Researchers at the University of Southern California have created a new tool for organizing and visualizing collections of electronic mail. It is designed to help legal researchers, historians, archivists, and others faced with challenges in dealing wtih large email archives.
For examples, consider the following cases:* A large corporation has just received a subpoena for all email messages on a specific question. Traditional keyword searches return an enormous volume of mail that must be scanned by lawyers and paralegals for applicability. In the same way, the recipients of the subpoenaed data must analyze it. Can this process be sped up and made more efficient?
* A historian is analyzing the history of a government decision, using an email archive. Reading all the text gives a great deal of information about the decision, but only careful notes can keep track of such events as shifts over time in the distribution of information, and even then subtle changes are hard to catch. Can software help?
* A library has just received a donation of a famous scientist’s email correspondence. Besides just a simple listing of titles, addresses, and dates, is there a way that the information in the archive can be made more immediately useful and comprehensible to users?
Anton Leuski of the USC School of Engineering’s Information Sciences Institute will demonstrate a system deisgned to speak to such problems July 30 at the Association for Computing Machinery Special Interest Group conference on Information Retrieval, in Toronto, Ontario.

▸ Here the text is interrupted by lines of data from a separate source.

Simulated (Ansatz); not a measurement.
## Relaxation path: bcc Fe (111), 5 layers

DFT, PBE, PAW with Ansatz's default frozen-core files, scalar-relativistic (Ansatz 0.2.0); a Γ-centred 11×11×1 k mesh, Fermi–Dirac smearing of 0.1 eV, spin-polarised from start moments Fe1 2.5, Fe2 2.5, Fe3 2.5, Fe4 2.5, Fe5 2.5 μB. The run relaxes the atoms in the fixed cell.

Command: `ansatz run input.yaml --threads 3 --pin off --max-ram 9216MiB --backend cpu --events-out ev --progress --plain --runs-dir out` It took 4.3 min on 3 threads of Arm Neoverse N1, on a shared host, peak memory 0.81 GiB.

Called “eArchivarius,” Leuski’s system uses sophisticated search software developed for Internet search engines like Google to detect important relationships between messages and people by taking advantage of inherent clues that exist in email collections.
It then automatically creates a vivid and intuitive visual interface, using spheres grouped in space to represent the relationships it discovers.
The display, a system called “Lighthouse” created earlier by Leuski and co-workers, can shuffle the connections to bring different elements to the fore.
In one display configuration, each sphere represents an author in the system. The spheres are visualized in a two- or three-dimensional space in which the distance between them indicates the number of messages exchanged over a given period.
For one collection used as an experimental exercise, exchanges of email among Reagan administration national security officials, this visualization immediately shows some recipients closely packed toward the center with their most frequent correspondents into a tight cluster, while others can immediately be seen to be literally out of the loop, far out on the periphery.
The spheres representing people can also be arranged under the influence of other factors: the content of the authored messages, for example. The resulting configuration shows existing communities of people who converse on the same topic and the relationships among those communities.
Selecting any email recipient can open up another window, which provides a list of all the people with whom the selected person exchanged mail, and a time-graphed record that shows when the exchanges took place.
“For a historian trying to understand the process by which a decision was made over a course of months, this kind of access will be extremely valuable,” said Leuski, a research associate at ISI.
And the same interface can instantly return and display individual pieces of mail in the form of hypertext pages with links to the people who sent and received the email and with links to similar email messages.
“Similar messages” can be defined in terms of recipients, text keywords, or both, and in the display produced using this capability; the spheres are the messages themselves, closer to messages similar in (for example) audience. The spheres can also be colored to show other relationships. Topic similarity, for example — the likelihood of a message to be about a particular topic can be shown by more or less intense color. Different colors indicate different topics creating a map of how the information is distributed among the messages.
“What we have in effect is a four dimensional display, with color added to the three spatial dimensions,” said Douglas Oard, an associate professor of computer science from University of Maryland’s College of Information Studies and its Institute for Advanced Computer Studies who is working at ISI during a sabbatical year.
Leuski and Oard have demonstrated the ability to find interesting patterns in collections as small as a few hundred emails, and the techniques they have developed are now being applied to thousands of emails sent and received by a single individual over 18 years. Scaling up to process millions of emails involving thousands of people will be the next challenge.
The elements of eArchivarius flexible and highly useful interface, Oard says, may someday find their way into email client software.
“Email has become a major element of modern life, and the raw material of history,” said Oard. “We believe that eArchivarius offers a way into the email labyrinth for researchers of all kinds.”
Published on May 22nd, 2003
Last updated on August 10th, 2021